Amy Cuddy teaches at the Harvard Business School and studies, among other things, the effect of body language – not just on others, but on ourselves. In this TED video, she demonstrates the effect of consciously using body language to change your own mindset:
I occasionally teach teachers how to teach, especially case teaching or discussion-based teaching. A recurring problem for many teachers – particularly the younger ones, when they start out – is a feeling of nervousness, sometimes quite severe. This nervousness makes them want to take control in the classroom, to script their presentations, to make sure that they have every angle covered – precisely the behavior that is most detrimental to running a good discussion-based class, where the teacher trusts the class and relies on the students to provide drive and perspective, facilitating rather than driving the discussion.

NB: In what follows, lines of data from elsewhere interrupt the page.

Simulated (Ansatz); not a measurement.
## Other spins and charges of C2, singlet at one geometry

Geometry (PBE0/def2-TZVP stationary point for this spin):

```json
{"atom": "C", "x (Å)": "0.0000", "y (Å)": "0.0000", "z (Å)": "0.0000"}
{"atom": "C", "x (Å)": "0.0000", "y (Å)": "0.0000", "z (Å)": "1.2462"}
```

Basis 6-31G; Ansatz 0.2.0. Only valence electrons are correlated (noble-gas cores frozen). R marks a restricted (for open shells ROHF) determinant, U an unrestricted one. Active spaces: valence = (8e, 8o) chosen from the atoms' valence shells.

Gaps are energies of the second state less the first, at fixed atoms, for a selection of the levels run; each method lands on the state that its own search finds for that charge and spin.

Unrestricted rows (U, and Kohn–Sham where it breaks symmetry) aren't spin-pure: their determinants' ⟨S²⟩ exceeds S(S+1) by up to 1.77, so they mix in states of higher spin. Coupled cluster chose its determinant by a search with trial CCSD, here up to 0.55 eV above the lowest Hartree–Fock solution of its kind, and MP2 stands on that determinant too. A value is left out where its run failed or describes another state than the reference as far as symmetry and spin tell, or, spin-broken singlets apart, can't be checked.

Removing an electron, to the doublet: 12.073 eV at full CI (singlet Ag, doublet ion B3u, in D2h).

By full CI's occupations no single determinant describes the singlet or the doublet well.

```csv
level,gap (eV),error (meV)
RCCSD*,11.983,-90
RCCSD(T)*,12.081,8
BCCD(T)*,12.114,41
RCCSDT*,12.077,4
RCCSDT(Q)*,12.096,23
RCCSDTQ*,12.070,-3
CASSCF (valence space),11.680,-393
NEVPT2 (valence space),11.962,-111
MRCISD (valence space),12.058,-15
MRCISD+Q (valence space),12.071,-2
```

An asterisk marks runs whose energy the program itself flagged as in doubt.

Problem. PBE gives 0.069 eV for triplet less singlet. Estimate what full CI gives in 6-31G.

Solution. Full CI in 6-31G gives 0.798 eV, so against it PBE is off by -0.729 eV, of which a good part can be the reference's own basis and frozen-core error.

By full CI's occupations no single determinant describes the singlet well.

Overcoming nervousness is not easy, but I have found that the techniques mentioned by Cuddy work. For instance, I tell teachers to check out the classroom, lecture hall, meeting room, whatever, ahead of time – and make a change to something. When I am giving a speech or teaching a class, I will almost always change something in the room when I come it: I’ll set the boards just so, adjust the lighting, get rid of the “protection table” that so many teachers put between themselves and the students, grab a stack of books or a soda crate to build a stand for my laptop. These changes I do because I want them, but also because they are my way of asserting power in the room – telling myself that I own this room for the duration.
The two-minute power stances advocated by Cuddy work well and should be used by any teacher – go to the bathroom before class, lock the door and stand tall by yourself for a little. The difference can be quite dramatic – and the students will notice it. This is especially important if it is the first time they see you – research has found that the first 30 seconds students see a teacher are extremely important for their opinion about him or her.
Stand tall, that you may teach well. Just a little will go a long way.